Referendum campaign trail heats to boiling point

What is Strategic Communications Laboratories (SCL) to gain from the ‘No’ vote campaign?

This is one of the major concerns raised by Prime Minister Dr. Ralph Gonsalves while directing a set of questions to Opposition Leader Arnhim Eustace at a press conference on Tuesday.{{more}}

Gonsalves expressed that he would like to know what was the London based company’s real interest in helping the NDP in its bid to oppose the vote ‘Yes’ in next week’s Referendum.

At the press conference held at the Ministry of Foreign Affairs conference room, Gonsalves charged that besides St.Vincent and the Grenadines, SCL operates in St. Kitts and Nevis and Dominica, two countries that sell citizenships.

He questioned the coincidence that Henley and Partners, a company that sell citizenships and passports, conducts operations in these same countries.

In a response to the questions asked by Prime Minister Gonsalves, Eustace, in a press statement issued the same day, said the accusation that Henley and Partners is financing the ‘No’ campaign “is an outright falsehood”.

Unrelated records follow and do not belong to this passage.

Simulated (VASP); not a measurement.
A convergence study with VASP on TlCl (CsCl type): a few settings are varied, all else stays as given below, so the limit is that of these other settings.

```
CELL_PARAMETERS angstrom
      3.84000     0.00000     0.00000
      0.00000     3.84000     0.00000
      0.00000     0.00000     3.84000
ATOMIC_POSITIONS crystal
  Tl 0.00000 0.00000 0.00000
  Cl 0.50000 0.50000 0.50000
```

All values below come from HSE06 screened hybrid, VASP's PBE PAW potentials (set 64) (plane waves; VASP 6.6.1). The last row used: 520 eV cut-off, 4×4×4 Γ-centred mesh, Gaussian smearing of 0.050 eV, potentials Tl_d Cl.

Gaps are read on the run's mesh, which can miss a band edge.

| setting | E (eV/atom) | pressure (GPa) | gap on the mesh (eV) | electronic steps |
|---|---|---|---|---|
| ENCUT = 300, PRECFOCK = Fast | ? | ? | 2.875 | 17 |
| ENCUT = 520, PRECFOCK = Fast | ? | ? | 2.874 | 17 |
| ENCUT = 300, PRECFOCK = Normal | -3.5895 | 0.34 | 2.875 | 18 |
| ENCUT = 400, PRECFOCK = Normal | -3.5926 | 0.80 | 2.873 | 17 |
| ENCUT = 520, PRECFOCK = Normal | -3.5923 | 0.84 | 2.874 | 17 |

“Henley and Partners does not finance the No campaign or the NDP or any other political campaign or party,” noted Eustace, stating that “we understanding that Henley & Partners will be immediately seeking legal advice on this matter as a consequence of the Prime Minister’s false allegations”.

In an exclusive interview from his London office, Nigel Oakes, the Chief Executive Officer of Strategic Communication Laboratories, has denied having any links to Henley and Partners.

Oakes called any such notion “ridiculous”.

“I don’t know the name of those people you say. I don’t know who they are. I’ve never heard their name before. I don’t know what they do. They are certainly not affiliated to us…,” Oakes stated.

He added: “I don’t know if they are an elections company or what they are supposed to be. We’re not affiliated or associated with anybody with any name either like that. I don’t know what you are talking about.”

Oakes made these claims while responding to questions posed by Prime Minister Gonsalves.

“We are in no way connected with any organization that sells nationalities or passports,” said Oakes, claiming that his organization has been doing work in St.Vincent and the Grenadines for 12 years now and on no occasion had sold a Vincentian passport.

Prime Minister Gonsalves had called on both the NDP and the SCL to deny that Henley and Partners are not financing SCL or any aspect of the ‘No’ campaign.

He called on the NDP to tell Vincentians in the event that Henley and Partners are engaged in any financing of the ‘No’ campaign, whether they (the NDP) have promised for such financing, that if they return to office they would bring back the law economic citizenship programme.

“I want the question to be answered whether they are going to return this country to economic citizenship if in the unlikely chance they were to ever get back in office,” said Gonsalves.

At the time, Gonsalves also directed a question to Opposition Leader Arnhim Eustace pertaining to transparency on the issue of funding for Referendum campaigns.

He claimed that it is no secret that the state has been financing the ‘Yes’ campaign. Hence, he is calling on Eustace to declare how the ‘No’ campaign is funded.

“I would like Mr.Eustace further to answer this question why in the midst of this campaign he found it necessary two days ago to travel to St.Kitts and went to a hotel room in St.Kitts to have a meeting with a person or persons. Did this have anything to do with receipt of monies? Arrangement for monies?”

On Tuesday, August 14, 2001, the Gonsalves led administration scrapped this country’s economic citizenship programme when Parliament repealed sections of the Passport Act to end the programme.

It was introduced in 1996 to complement a raft of new laws to expand business in the offshore sector.

Persons were eligible to become a citizen of St.Vincent and the Grenadines under the honorary citizenship programme by paying US$55,000 with an additional US$5,000 for each dependent.

Last Tuesday, Gonsalves claimed that this was partly responsible for St.Vincent and the Grenadines being placed on the Financial Action Task Force black list.

At the time the Bill was repealed, Eustace expressed the view that government should have reviewed the programme, improving on aspects which were of concern to international governments and institutions rather than scrapping the programme.

That year, it was projected that the government earned EC$12 million from selling citizenships.

However, Gonsalves is of the view that a large proportion of persons who were expected to benefit from the programme are “rogues and vagabounds”.

“That is why Canada imposed on Dominica and Grenada a VISA requirement and would have done the same to St.Vincent and the Grenadines,” said Gonsalves, adding, it was good that SVG in 2001 by Act 24 of 2001 repealed the economic citizenship law.

The prime minister said his administration is fundamentally opposed to selling passports.